Ancient Sumerian/Babylonian Goddesses-Inanna/Ishtar
The search for the archetypal Goddess in recorded history begins in the Middle East in ancient Sumer. Sumer was a grouping of city states around the Lower Tigris and Euphrates rivers in what is now present day southern Iraq, and these cities were ruled by individual kings; however, by the mid-fourth millennium BCE the leader of the prevailing city might possibly have been considered the monarch of the region. Sumer has been claimed to be the first city in the world, «although long term settlements at Jericho and Çatal Hüyük predate Sumer and examples of writing from Egypt and the Harappa, Indus valley sites may predate those from Sumer»(Siren). Sumer began as a community of farming villages about 5000 BCE where it existed until around 2000 BCE before its disintegration under the Amorites. Inanna/Ishtar was the ancient Sumerian-Assyrian goddess whose dual qualities embraced love and war. Her symbol was the star and she was usually depicted as being close to or seated astride a great lion (Synder).
Of course, the Sumerian pantheon is part of the great web of the Akkadian and Babylonian cultures, and the pantheon of Sumer is the earliest known system of deity worship, polytheistic, that has left a surviving written record. Sumer’s original gods, even after other nations conquered this land, primarily retained their original meaning, though the names were often changed, and an odd new myth or two was added to the mythical cycle. Devorah aptly defines the aspect of Inanna:
The most mythologized and widely worshipped member of the pantheon was the Queen of Heaven, Inanna, who later become known also as Ishtar. Inanna was the goddess of love, war and fertility so very little day to day or ritual activity was outside of her realm. She also survived a descent to the underworld, the realm of her twin sister Ninhursag, to save her beloved, dying and being reborn out of her own dark self in a magical ecstatic dance. Although she had many lovers, Inanna was married to Anu El, the creator god and had four sons, Nanna/Sin, the moon, Utu/Shamash, the sun, Enlil, the lord of the atmosphere and second in command to Anu, and Enki/Ea, the water, with whom Inanna partnered to create man. Enki also bore a son who figures prevalently in Sumerian myth, Marduk. (Ancient Goddess Religions)

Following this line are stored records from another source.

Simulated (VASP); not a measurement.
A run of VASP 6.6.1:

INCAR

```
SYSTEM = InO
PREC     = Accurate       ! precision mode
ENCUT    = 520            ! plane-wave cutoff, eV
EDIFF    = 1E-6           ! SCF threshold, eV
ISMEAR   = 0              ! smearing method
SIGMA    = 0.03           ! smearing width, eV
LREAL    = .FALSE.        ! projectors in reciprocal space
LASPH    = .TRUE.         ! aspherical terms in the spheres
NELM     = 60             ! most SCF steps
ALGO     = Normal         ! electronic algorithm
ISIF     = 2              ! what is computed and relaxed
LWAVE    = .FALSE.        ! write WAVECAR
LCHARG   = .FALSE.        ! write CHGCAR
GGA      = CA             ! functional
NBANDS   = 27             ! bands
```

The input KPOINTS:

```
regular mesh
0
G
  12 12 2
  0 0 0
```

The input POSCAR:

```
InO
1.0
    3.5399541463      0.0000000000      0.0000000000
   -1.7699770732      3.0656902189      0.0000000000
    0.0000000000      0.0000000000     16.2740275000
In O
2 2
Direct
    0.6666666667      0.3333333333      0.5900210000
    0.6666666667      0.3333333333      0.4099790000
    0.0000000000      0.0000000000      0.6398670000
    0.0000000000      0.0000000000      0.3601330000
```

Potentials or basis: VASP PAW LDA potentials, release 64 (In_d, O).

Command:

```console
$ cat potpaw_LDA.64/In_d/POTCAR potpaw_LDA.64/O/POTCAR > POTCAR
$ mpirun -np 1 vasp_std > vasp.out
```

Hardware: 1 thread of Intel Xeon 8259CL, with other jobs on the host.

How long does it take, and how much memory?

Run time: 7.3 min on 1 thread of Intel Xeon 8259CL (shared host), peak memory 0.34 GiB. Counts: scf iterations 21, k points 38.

Temples were dedicated to Inanna’s worship all over the Middle East, and ironically, the first known poet in history, Enheduanna, the daughter of the supremely powerful Akkadian king, Sargon, who at around 2300 BCE, assisted her father in the solidification of his political power by aiding the metamorphosis of diverse city goddesses into one exalted figure, Inanna, and as such elevating the goddess to the role of Queen of Heaven, superior to all other deities, a function that Constantine’s great granddaughter, the Empress Pulcheria would emulate in 431 CE, where at the Council of Ephesus the Virgin Mary was also elevated to like status, a theme that we will return to later. Enheduanna also wrote three poems or hymns to Inanna where her different attributes are clearly demonstrated: ferocious warrior, governor of civilization and of the home and children, and the third role is a personal relationship with the goddess where the worshipper calls on her for divine assistance in times of great peril and need (Enheduanna – Priestess of Inanna). This description of Inanna hardly fits the popular conception of a rubber stamped Great Mother, but illustrates, on the contrary that from the earliest written records known of the ancient goddess, the diverse and manifest individual personality is readily apparent, a theme that will continue down through the millenniums.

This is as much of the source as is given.